The most amazing true confession of a derivatives trader, aptly titled Legerdemath, confirms what we know. Banksters pushed their derivatives to make profits for themselves and fooled their customers with some highfalutin' math, three letter mnemonics and outright fraud.
Our clients were non-financial corporations, the Deltas and Verizons of the world, which relied on us for advice and education. Our directive was “to help companies decrease and manage their risks.” Often we did just that. And often we advised clients to execute trades solely because they presented opportunities for us to profit. In either case, whenever possible we used our superior knowledge to manipulate the pricing of the trade in our favor.
The grand prestigious employer? Citigroup. The fictional pricing that anyone with a solid Bachelors in mathematics could figure out? Interest-rate swaps and Treasury-rate locks.

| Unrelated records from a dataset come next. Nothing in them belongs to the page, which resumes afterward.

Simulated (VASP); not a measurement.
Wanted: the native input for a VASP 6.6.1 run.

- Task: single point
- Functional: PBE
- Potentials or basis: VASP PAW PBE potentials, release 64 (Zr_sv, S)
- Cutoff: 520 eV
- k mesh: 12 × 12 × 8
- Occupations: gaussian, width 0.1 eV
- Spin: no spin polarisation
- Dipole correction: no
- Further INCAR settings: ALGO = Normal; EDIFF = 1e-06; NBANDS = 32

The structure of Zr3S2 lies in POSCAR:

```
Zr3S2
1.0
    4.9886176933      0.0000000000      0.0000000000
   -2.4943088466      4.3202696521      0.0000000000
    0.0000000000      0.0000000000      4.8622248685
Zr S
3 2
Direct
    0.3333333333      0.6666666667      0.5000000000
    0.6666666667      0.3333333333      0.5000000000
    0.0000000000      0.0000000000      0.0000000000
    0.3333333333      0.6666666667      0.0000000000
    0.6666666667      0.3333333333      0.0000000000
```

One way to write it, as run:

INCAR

I never heard this arrangement described as a conflict of interest. I learned to think we were simply smarter than the client. For unsophisticated clients, being smarter meant quoting padded rates. For the rest, a bit of “legerdemath” was required. Most brazenly, we taught clients phony math that involved settling Treasury-rate locks by referencing Treasury yields rather than prices.
If a client requested verification of our pricing, we volunteered to fax a time-stamped printout of market data from when the trade was executed. One person talked to the client on the phone while another stood by the computer and repeatedly hit print. The printouts were sorted, and the one showing the most profitable rate for the bank was faxed to the client, regardless of which rate was actually transacted. If a rate for the client’s specific trade was not on the printout, we might create rigged conversion spreadsheets for them to use in conjunction with the printout.
Other sources of profit lay in details that clients thought were merely procedural but in actuality affected pricing as well. Once, a client called after his interest-rate swap was completed and asked to change a method of counting days. Unbeknownst to him, this change should have lowered his rate. I made the requested change but kept his rate the same, allowing us to realize unwarranted profit. This was standard practice. My coworkers knew what I had done, as did the traders, as did the people who booked trades. I even tallied the “restructuring” as an achievement in a letter angling for a higher bonus.
Over a year ago we wrote how CDOs were based on flawed mathematical models and impossible to verify due to their computational complexity.
I must laugh because Verizon is busy labor arbitraging their geeks instead of listening to them. A notorious user of H-1B guest worker Visas and offshore outsourcing, if they had hired a few American geeks in the executive offices instead of firing them, they might have realized how useful they are to tell them they were getting ripped off:
h/t/ ZeroHedge.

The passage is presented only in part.